Chicago, IL (Law Firm Newswire) May 7, 2014 – The Illinois Supreme Court has upheld the constitutionality of the state's Employee Classification Act.
The Employee Classification Act protects construction workers from being misclassified as independent contractors rather than employees. In the case, Bartlow v. Costigan, the state high court rejected a constitutional challenge by a roofing company that claimed the law was impermissibly vague and violated due process rights.
“This is an important ruling for workers,” states Robert Briskman, a Chicago work injury attorney. “When employees are misclassified as independent contractors, their employers avoid paying worker's compensation premiums, unemployment insurance and overtime, putting workers at risk.”
The court's February 21 decision upholds one of the strongest worker classification statutes in the country. The law creates a presumption that an individual performing construction services is an employee unless the company can prove otherwise.
As with the laws in many other states, to prove that an individual is an independent contractor, the company must show that the individual is free from control and direction by the company in the manner and means of performing the services; that the service is not in the usual scope of services that the company performs; and that the individual has an independent business or trade.
However, the Illinois law goes a step further, applying the employee presumption not just to individuals, but also to sole proprietorships and partnerships. These are deemed individuals unless an additional 12-factor test is met, showing that the entity is a self-sustaining business. The factors include showing that the entity has made a substantial capital investment and that it serves the general public.

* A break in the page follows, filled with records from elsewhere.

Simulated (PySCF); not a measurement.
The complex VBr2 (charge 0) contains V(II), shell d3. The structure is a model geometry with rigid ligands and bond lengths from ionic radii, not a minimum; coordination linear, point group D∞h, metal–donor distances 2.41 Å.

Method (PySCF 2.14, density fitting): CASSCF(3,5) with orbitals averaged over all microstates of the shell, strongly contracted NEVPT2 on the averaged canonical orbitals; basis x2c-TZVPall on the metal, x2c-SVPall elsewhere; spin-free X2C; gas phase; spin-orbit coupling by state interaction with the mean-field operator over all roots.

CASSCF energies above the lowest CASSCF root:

The Illinois Department of Labor said that the misclassification of employees costs the state up to $700 million per year in lost payments and taxes.
Violations of the law subject the employer to penalties. Each day of misclassification for each worker is considered a separate violation. A first offense can bring a penalty of up to $1,000, with willful violations resulting in triple damages and subsequent violations resulting in double damages.
The Department said it has collected $314,325 in penalties resulting from 111 separate investigations since the law went into effect in 2008.